There are two problems the US women need to address in the near future. To wit: the team is terrible, and no one wants to watch them.
Today's game should have been on television - you'd think that would be indisputable, but the Powers That Are disputed it.
Now, the team didn't exactly plan on these two games against Italy, so something would have been bumped to make room on the schedule. Not the easiest thing in the entire world, but certainly possible. I mean, this is sports. Schedules are juggled every day. Let's see what was on this afternoon shall we?
Fox Soccer Channel had: Fulham v. Birmingham City; Fox Soccer Report; and Juve v. Viola. Only the most dedicated, intractable, unreconstructed Eurosnob would claim that the US women's team, even in its current state, wouldn't get much better ratings than Fulham against Brum City. Hell, I'd bet that game would have gotten acceptable ratings in Birmingham itself. As far as whether bumping a Serie A upper-midtable match would have worked - well, there's no accounting for taste. There would have been SOME Italian soccer if they had shown the US game. And probably not that much less scoring.
And I'd be the very last person to say that Juventus games are still fixed.
"Last" in the Matthew 20:16 sense, that is.
But fine, let's assume there were contracts with foreign leagues that would have cost Fox more than broadcasting an actual important game.
Which leaves the ESPN family of networks. Let's see what was on the worldwide leader.

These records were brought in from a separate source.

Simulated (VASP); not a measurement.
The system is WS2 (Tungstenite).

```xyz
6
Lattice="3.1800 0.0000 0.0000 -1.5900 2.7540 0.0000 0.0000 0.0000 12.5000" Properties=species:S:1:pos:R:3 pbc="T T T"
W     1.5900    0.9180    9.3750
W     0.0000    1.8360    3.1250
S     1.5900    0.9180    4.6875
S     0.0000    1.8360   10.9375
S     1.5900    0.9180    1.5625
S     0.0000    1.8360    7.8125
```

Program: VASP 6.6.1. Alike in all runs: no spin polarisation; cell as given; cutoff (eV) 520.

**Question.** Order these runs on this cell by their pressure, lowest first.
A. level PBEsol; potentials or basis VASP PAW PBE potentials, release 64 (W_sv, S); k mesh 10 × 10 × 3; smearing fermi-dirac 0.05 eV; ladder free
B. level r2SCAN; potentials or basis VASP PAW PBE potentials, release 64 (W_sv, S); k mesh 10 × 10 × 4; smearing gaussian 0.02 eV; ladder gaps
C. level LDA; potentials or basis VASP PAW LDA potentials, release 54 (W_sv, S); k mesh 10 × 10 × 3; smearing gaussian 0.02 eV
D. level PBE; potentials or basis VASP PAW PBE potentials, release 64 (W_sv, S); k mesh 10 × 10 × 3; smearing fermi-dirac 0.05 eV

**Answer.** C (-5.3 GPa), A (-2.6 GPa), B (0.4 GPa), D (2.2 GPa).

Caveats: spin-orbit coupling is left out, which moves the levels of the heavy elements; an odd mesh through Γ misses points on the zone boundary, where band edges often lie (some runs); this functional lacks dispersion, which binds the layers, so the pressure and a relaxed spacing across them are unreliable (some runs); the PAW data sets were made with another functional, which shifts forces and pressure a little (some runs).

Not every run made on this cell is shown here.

Buncha college football. LOTS of college football. Interesting rivalry games, most of them. I can sort of see why Disney didn't - hello, what's this:
ESPN Classic - Homecoming with Rick Reilly. Featuring Landon Donovan. Originally shown in June.
You know what? I think that could have been bumped.
So why wasn't it? This was almost certainly the USSF's decision. ESPN could have demanded an unreasonable fee to...show a live sports event that would have, with absolute certainty, outdrawn what they were going to show. It's possible.
FIFA rigmarole probably played a part - this wasn't a game where the fed pocketed most of the money, it was a FIFA match. At least the proceeds weren't being skated off into Jack Warner's account - er, I mean, charged by CONCACAF. But...how much could the Italian FA, UEFA, or FIFA possibly have wanted? Yeah, a lot of hands were out, but how much could those rights have possibly cost?
No, I think this was the Fed being more than a little embarrassed about these games. They only had to play them because Mexico beat the US for the first time ever. The women's team is the one that's supposed to win all the time. That's been their big post-Mia marketing tactic.
Which is another little problem - the team hasn't replaced Mia Hamm as their icon. That's unfair to everyone involved - Nike put an extraordinary amount of time and energy into Mia Hamm, who was not only marketed perfectly, but could live up to the hype.
It's unreasonable to ask Nike and the USSF to replace a once-every-three-generations phenomenon like that, but Nike hasn't tried. Probably because in the late 90's, they weren't trying to shore up bad investments in Tiger Woods and LeBron James at the same time.
It's only slightly less unfair to blame the current players for not being as good, or as marketable. Mia wasn't as good as Michelle Akers, after all. And while Abby Wambach is insanely intimidating, Hamm wasn't marketed as a teddy bear, either.
But...the team of the turn of the millennium wasn't anywhere near as dominant as they were in the 90's, and the team of the Teens is off to an even poorer start. Most of the attention recently has been given to college players - Rodriguez, Cheney, and now Alex Morgan. Which is fine, if they pan out. Hopefully Amy Rodriguez's play for Philadelphia is more representative than her play for Boston. But Lauren Cheney had a very quiet year for the Breakers (hm, maybe Boston is the problem), and Morgan is still screwing around in college. I like Morgan, too, but she has to get to the next level pronto. NCAA-level pretty clearly isn't going to cut it anymore.
The US has lost a couple of pretty important players recently. Lori Chalupny doesn't believe her career is over, but, this isn't a good time to make the case that concussions aren't a big deal. Kate Markgraf had to retire sometime, I suppose. Hope Solo is out with a shoulder injury - she might come back, but I have to wonder how enthusiastically she'd be welcomed. Abby? Kris? Your thoughts?
The women's team has an advantage the men's team doesn't - screwing up in the World Cup can be solved the next year in the Olympics. So what if this year's World Cup looks like it's going to be a Hindenburg in reverse - there's always London 2012. Maybe the federation should keep the team off television entirely until then.